With half of British Muslims describing their background as Pakistani, events on the subcontinent resonate hereby Shiraz Maher / January 20, 2008 / Leave a comment
Published in January 2008 issue of Prospect Magazine
It was only a matter of time before British Islamists began celebrating the assassination of Benazir Bhutto. “Allah Akbar! Best news I’ve heard in a long time! May Allah destroy all the agents of the [infidels]. What a beautiful day!” wrote “Abu Junayd” from Slough on a forum that hosts mainly British members of Hizb ut-Tahrir (HT) and the now defunct al-Muhajiroun. With contributors from Australia, Indonesia and the middle east, the site provides a valuable barometer for a strain of global Islamist thinking.

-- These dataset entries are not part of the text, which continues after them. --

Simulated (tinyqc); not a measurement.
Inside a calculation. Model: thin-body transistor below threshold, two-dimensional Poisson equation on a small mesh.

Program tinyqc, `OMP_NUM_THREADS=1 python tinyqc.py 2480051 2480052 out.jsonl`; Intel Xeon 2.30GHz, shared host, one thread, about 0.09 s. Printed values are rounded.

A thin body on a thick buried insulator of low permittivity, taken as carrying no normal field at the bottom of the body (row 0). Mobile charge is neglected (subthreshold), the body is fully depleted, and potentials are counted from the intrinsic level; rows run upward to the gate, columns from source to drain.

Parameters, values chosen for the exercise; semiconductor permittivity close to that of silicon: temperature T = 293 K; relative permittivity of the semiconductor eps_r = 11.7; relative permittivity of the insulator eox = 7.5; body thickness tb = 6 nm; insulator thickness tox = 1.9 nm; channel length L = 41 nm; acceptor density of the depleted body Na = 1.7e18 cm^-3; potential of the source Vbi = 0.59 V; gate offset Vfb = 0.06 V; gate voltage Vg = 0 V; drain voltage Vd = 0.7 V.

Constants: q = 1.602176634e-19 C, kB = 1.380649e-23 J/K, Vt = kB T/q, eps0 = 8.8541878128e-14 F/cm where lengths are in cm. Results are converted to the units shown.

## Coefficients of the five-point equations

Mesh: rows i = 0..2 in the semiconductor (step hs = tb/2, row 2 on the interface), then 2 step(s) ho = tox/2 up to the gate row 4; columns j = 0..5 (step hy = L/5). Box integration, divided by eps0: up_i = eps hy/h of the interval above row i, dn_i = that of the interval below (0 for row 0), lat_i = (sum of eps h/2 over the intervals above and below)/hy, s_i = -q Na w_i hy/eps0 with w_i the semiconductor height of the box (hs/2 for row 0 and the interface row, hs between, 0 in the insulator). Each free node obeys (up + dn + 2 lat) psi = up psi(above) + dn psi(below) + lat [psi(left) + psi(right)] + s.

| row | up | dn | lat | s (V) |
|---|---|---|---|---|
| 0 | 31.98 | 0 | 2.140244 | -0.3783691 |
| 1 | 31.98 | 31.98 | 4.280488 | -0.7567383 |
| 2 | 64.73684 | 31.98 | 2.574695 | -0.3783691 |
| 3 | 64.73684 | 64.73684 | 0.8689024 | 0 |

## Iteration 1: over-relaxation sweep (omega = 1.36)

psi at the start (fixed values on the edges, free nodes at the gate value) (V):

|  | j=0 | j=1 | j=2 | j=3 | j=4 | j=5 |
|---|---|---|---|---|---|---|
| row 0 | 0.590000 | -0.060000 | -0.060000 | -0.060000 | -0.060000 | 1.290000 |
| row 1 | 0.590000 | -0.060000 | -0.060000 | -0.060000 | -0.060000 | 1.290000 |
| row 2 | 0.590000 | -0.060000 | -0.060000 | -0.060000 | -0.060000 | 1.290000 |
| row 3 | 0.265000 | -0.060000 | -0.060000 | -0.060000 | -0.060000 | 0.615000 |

Another comment came from long-standing HT member Showkat Ali, who had previously issued veiled threats against Ed Husain, author of The Islamist, and celebrated the stabbing of former jihadist Hassan Butt. “We shouldn’t grieve for Benazir,” declared the trainee teacher from Milton Keynes. “Muslims should not shed any tears for the tyrants and oppressors who have spent their lives looting and pillaging the wealth of the ummah whilst serving the interests of the [infidel] colonialists in the west.”
Sustained unrest in Pakistan, and its strategic importance to the west, has ensured it remains the single most important country in the war on terror, eclipsing Iraq and Afghanistan. And with nearly half of British Muslims describing their ethnic background as Pakistani, turbulence in the subcontinent resonates here.
The situation was complicated by the launch in Britain of digital television in 1997, which swelled the number of foreign language broadcasters. Around 50 specialist channels now offer alternatives to the BBC and CNN, creating “digital ghettos” which ensure that diaspora communities are never too far removed from events “back home.”
Bhutto told the BBC shortly before her return to Pakistan that despite spending seven years in self-imposed exile – much of it in London – her physical absence from the subcontinent was largely immaterial. Asian broadcasters, the internet and the low cost of international pho…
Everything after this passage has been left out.